Nonqualified deferred compensation arrangements are all compensation arrangements in which the employee defers reporting the income, but which are not “qualified” under the Internal Revenue Code. Qualified arrangements, an example of which is a 401(k) plan, allow for immediate employer deductions of amounts set aside for employees, despite the employees not having to take those amounts into income, as well as tax free “inside build up” of income accrued on the assets set aside for the employees. In other words, qualified plans allow a radical mismatch of the timing of income to the employee and a deduction to the employer. Nonqualified plans, in contrast, allow for half a loaf, deferral of income by the employee, but no immediate deduction to the sponsoring company.

Qualified plans entail a considerable compliance burden on the part of the employers and are subject to both dollar limitations, that is to say, limitations on how much the people running the company can grab, and so called “nondiscrimination” rules, which are also designed to insure that the benefits of the deferred plan are not skewed toward highly compensated employees.

Nonqualified deferred compensation plans are, in contrast, cheaper to set up and administer than qualified plans, and are subject to no limitations relating to either the amount of compensation or who can or cannot participate. (Except, generally speaking, the benefits cannot be made available company-wide. Company-wide deferred compensation arrangements must be administered as qualified plans). The disadvantages consist of, first, foregoing the tax benefits described above, and, second, that, generally speaking, the funds “set aside” for the benefit of the employee are subject to the claims of the creditors of the employer. In other words, retirement benefits accumulated under a nonqualified plan are not as safe as benefits set aside in a qualified plan.
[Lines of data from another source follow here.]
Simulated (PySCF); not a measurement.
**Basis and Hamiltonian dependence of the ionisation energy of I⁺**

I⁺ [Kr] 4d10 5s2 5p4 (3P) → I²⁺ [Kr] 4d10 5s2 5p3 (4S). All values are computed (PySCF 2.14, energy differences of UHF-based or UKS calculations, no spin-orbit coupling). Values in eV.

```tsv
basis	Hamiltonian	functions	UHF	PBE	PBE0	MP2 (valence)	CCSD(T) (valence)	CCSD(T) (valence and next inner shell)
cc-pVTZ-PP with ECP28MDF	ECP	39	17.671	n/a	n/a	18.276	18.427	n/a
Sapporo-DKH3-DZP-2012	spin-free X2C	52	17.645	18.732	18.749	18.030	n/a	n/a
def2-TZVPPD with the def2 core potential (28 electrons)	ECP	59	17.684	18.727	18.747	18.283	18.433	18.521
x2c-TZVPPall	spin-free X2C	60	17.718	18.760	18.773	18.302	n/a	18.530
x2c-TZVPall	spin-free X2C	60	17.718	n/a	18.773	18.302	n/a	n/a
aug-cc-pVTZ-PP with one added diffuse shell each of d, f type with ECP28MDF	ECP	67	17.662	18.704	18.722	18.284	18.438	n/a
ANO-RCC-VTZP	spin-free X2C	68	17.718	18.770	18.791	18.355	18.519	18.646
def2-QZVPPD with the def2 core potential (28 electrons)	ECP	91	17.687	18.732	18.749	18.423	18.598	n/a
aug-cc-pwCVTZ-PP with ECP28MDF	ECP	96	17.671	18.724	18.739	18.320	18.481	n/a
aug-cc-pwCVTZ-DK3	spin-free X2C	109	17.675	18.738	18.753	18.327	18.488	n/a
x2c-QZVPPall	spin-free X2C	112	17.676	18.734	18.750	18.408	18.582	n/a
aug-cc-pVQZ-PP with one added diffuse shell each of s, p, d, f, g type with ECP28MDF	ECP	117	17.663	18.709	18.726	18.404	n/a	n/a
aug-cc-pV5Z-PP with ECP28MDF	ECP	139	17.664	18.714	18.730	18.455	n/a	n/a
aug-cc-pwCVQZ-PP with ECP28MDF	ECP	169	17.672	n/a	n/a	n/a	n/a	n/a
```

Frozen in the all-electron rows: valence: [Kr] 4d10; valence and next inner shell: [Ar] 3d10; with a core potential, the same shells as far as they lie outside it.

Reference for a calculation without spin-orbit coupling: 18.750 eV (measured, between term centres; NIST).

The touchstone of any nonqualified deferred compensation plan is the issue of “constructive receipt.” If cash, stock or other property is “constructively received” by an employee, that employee has to pay taxes on the amount deemed received. Nonqualified deferred compensation plans that work as designed allow the employee in question to accrue a benefit, but not be deemed to have constructively received that benefit for tax purposes.

Nonqualified deferred compensation plans vary because there is no one way to design around the constructive receipt doctrine, and each employee and each company has different needs and limitations. Such plans are often paired with qualified plans, so that top management is in the same boat as lower paid employees for purposes of a qualified plan or plans sponsored by the company, but then enjoys additional, less highly tax favored compensation, in the form of either stock options or a promise to receive, at some point, stock, stock options or cash. In all events, the promise must be unsecured, that is to say the beneficiary of the promise is left to the vicissitudes of the company’s fortune. As between the employee and third party creditors, third party creditors will enjoy equal or superior status to the executive’s deferred compensation claim. Note, however, that as between the employee and the company, the company can agree to set aside funds so that, short of bankruptcy, receivership or attachment by creditors, the company will have no ability to divert the assets pledged to the employee under the deferred compensation plan. This arrangement may involve the establishment of a trust, such as a “rabbi trust,” so named because the first ruling issued by the IRS approving this arrangement involved a deferred compensation arrangement between a rabbi and his congregation.

There is much to be said about nonqualified deferred compensation plans, but all of it depends upon the resources and needs of each company and of the employee or set of employees considering such a plan.

That being said, three illustrative plans are as follows:

1.  The company annually credits a fictional account on behalf of an executive, with the payment measured against the company’s performance for that year. The accrued benefit, with or without an interest factor, would be paid to the executive either in a lump sum or over a period of years, starting on either a date certain in the future, or the date of that employee’s termination, retirement or death. The executive has income, and the company has a compensation deduction when the money is given to the executive.

2.  The company issues stock to the executive. The stock is (1) subject to restrictions on assignability; and (2) subject to forfeiture in the event of some undesirable happening, such as the executive leaving the firm before a prescribed number of years.

The executive has income (and the employer a deduction) when the restrictions lapse.

3.  The company issues options to the executive which entitle the executive to purchase stock in the company. Although such an arrangement is not “qualified” in the sense discussed above, there are two kinds of stock options, one of which is confusingly referred to as a qualified stock option and the other of which is known as a nonqualified stock option. The formal name for qualified stock options is incentive stock options, or ISO’s. ISO’s are, from the executive’s point of view, taxed more favorably than are nonqualified options. There are lots of nonqualified options and lots of ISO’s in the world, because there are advantages to both.